Out-of-shape and overweight police officers in Cambridgeshire now face a crime-fighting version of The X Factor – and the losers will get a pay cut if they fail fitness tests.
The force’s 1,300-plus officers have now become ‘candidates’ in a Simon Cowell-style test to find out if they are fit enough to chase down criminals and tackle them in the street.
But two officers have already failed to come up to scratch after 51 were put through the first gruelling ‘auditions’.
They have already taken the new fitness test – officially named the X Factor. The ‘fails’ have now been referred to occupational health to help them get in shape for the looming deadline.
From September this year, all officers will be put through the rigorous tests – and unlike those on the TV talent show, the judges will not be swayed by a tear-jerking back story.
If they fail, they face a pay cut of up to eight per cent and will be put on restricted duties.
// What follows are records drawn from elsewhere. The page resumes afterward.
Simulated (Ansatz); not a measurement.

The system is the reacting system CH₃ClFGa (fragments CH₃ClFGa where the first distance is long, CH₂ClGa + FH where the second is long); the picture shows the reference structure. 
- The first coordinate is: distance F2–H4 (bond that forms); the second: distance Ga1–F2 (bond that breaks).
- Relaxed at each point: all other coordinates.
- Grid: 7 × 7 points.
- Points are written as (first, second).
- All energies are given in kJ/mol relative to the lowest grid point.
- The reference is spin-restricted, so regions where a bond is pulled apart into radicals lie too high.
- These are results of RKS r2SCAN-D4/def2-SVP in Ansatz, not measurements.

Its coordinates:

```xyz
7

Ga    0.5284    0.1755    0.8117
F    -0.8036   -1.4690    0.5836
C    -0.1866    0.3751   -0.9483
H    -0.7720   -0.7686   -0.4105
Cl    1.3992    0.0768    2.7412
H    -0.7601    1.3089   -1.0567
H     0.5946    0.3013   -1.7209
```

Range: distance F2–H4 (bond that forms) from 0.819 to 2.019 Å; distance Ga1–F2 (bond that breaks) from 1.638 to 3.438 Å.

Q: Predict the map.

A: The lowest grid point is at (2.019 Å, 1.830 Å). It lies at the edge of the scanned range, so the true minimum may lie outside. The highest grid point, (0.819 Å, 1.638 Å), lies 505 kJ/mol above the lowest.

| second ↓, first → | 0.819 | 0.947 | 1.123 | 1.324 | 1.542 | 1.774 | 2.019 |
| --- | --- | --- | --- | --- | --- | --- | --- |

Force chiefs have warned this could mean fewer officers on the frontline catching criminals.
A high-level meeting of constabulary bosses including Chief Constable Simon Parr, heard how the organisation was handling the shake-up after a major Government review of how police operate.
Minutes of the meeting said: “Arrangements to introduce an ‘X Factor’ element to pay will be introduced from September 2014. This will mean that those who are confirmed to require ‘adjusted duties’ could have their pay reduced, but further work is required on this issue.
“In addition, it is anticipated that a number of officers may be identified as being unable to perform full operational duties following completion of the fitness test, albeit their day-to-day job does not require any adjustments.
“This could extend the number of officers on restricted duties across the force. To date 51 officers and 27 Specials have undertaken the test. Two officers failed and were referred to occupational health.”
An officer who fails three consecutive tests will lose their ‘X Factor’ pay and will be put through unsatisfactory performance procedures. Police officers cannot be made redundant.
Compulsory fitness testing was brought in after recommendations by Chief Inspector of Constabulary Tom Winsor. He said all officers should be made to take a “bleep” test annually, where participants have to complete a 15-metre shuttle run in shorter and shorter periods, reaching level 5.4 – four shuttles at level 5.
Oz Merrygold, general secretary of Cambridgeshire Police Federation, which represents rank-and-file officers, broadly welcomed the move.
He said: “Personally, I think it is a good thing. The public expect officers to be fit and be able to chase a robber.”
But he questioned how the Winsor Review came up with the eight per cent cut.
The officer said: “I think they must have plucked that out of the air. But there is a year’s grace on this and any disciplinary actions will only come after officers have been given every chance to get fit.
“Our only big concern is about officers who have been injured in the line of duty who may have their ‘X Factor’ pay taken away. But as long as it is fair and balanced we have no problem with officers having a standard of fitness to meet.”
Officers will be required to take the annual fitness test to ensure they are “fit and healthy enough to protect themselves”, and can be deployed to the frontline whenever required. Winsor also recommended that, from 2018, the tests should be made harder, using challenges based on the type of things an officer might face on duty.